Storage Format Conversions - Teradata Vantage

Teradata® VantageCloud Lake

Deployment
VantageCloud
Edition
Lake
Product
Teradata Vantage
Published
January 2023
Language
English (United States)
Last Update
2024-04-03
dita:mapPath
phg1621910019905.ditamap
dita:ditavalPath
pny1626732985837.ditaval
dita:id
phg1621910019905

A table column that is defined to store JSON data in a storage format (text, BSON, or UBJSON) can accept JSON data in any of the other storage formats. Vantage automatically converts the data to the storage format of the column before storing it.

The data is converted based on the following rules.
Conversion of Storage Format Description
From BSON to Text

The BSON data is converted to the character set of the column. In BSON, strings are stored in UTF8, so if the data contains a character that is not in the repertoire of the target character set, a translation error is reported.

BSON contains extensions to the base JSON data types (such as binary data and dates). These extended data types are treated as strings in the resulting JSON text document.

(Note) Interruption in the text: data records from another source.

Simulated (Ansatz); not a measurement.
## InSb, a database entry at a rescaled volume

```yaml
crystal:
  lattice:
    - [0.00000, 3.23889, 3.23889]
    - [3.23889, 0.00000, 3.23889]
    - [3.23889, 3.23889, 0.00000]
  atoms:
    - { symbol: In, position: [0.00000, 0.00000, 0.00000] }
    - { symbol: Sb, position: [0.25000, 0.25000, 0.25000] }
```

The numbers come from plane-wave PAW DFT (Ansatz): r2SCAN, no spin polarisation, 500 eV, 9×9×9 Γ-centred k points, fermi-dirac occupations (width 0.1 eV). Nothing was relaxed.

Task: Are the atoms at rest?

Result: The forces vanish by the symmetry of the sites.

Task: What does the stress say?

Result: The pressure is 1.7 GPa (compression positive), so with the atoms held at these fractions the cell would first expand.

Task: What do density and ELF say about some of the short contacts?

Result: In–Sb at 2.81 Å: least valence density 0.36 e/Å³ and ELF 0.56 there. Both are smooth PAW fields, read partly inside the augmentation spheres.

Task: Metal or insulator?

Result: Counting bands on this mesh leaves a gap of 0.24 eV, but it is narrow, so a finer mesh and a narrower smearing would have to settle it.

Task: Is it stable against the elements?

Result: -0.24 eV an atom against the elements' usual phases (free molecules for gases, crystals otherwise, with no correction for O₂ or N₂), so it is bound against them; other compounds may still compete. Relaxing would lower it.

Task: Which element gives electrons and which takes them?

From UBJSON to Text The UBJSON data is converted to the character set of the column. In UBJSON, strings are stored in UTF8, so if the data contains a character that is not in the repertoire of the target character set, a translation error is reported.
From Text to BSON JSON text data is converted to the BSON format. All strings are encoded in UTF8, even if the source JSON text was in the LATIN character set. No extended data types are used in the resulting BSON document.
From UBJSON to BSON UBJSON data is converted to the BSON format. No extended data types are used in the resulting BSON document.
From Text to UBJSON JSON text data is converted to the UBJSON format. All strings are encoded in UTF8, even if the source JSON text was in the LATIN character set.
From BSON to UBJSON BSON data is converted to the UBJSON format. BSON contains extensions to the base JSON data types (such as binary data and dates). These extended data types are treated as strings in the resulting UBJSON document.

Conversions Involving BSON

When converting from BSON, if the BSON document contains data in an extended data type format and this data is not supported in the target format, the data is enclosed in double quotation marks.

When converting to BSON, the source formats do not contain data in extended data type formats. Vantage does not interpret data enclosed in double quotation marks to determine if the data qualifies as one of the extended data types. Therefore, in all cases of converting to BSON, the result is a BSON document that has no data in any extended data type.

The root of a JSON document when stored as BSON is assumed to be an object. Furthermore, arrays are stored as key/value pairs where the key is the array index of the element.

For example, consider the following JSON document:

[ "a" , "b" ]

In BSON, that document is stored similar to the following:

{ "0" : "a" , "1" : "b" }

When this BSON document is converted to text, you get that object-like representation. This is due to the BSON assumption that the root of the document is an object. This is a limitation of the BSON specification. Nested arrays do not suffer from this limitation because nested arrays are represented identically, but preceded by an indicator byte to signify that the data represents an array. Therefore, when converting back to JSON text, the keys are not printed out.

Consider the following document:

{ "array" : [ "a" , "b" ] }

The nested array is treated properly as an array, so that if you convert this text to BSON and then back to text, you get the exact same document as follows:

{ "array" : [ "a" , "b" ] }

When searching for a value, the JSONPath query does not change whether the data is stored as an array or as an object. For example, consider the following documents stored as an array and as an object:

[ "a" , "b" ]
{ "0" : "a" , "1" : "b" }

When searching these documents for the value "a", the following query succeeds on both documents:

SELECT jsonCol[0] FROM jsonTable;

The reason is that JSONPath normalizes the request query. A normalization removes the square brackets, so when evaluating the query, Vantage does not know if the user wanted to search for a key called "0" or an element at index 0 of an array. JSONPath does the following:

  1. Search for the key.
  2. If the search fails, and the value being searched for is a positive integer in an array, look for an element at the specified index.

Therefore, both cases return "a" when searched.

In summary, the limitation only applies when reading the BSON data and converting the data back to text. The resulting text document may look a little different, but can be searched in the same way.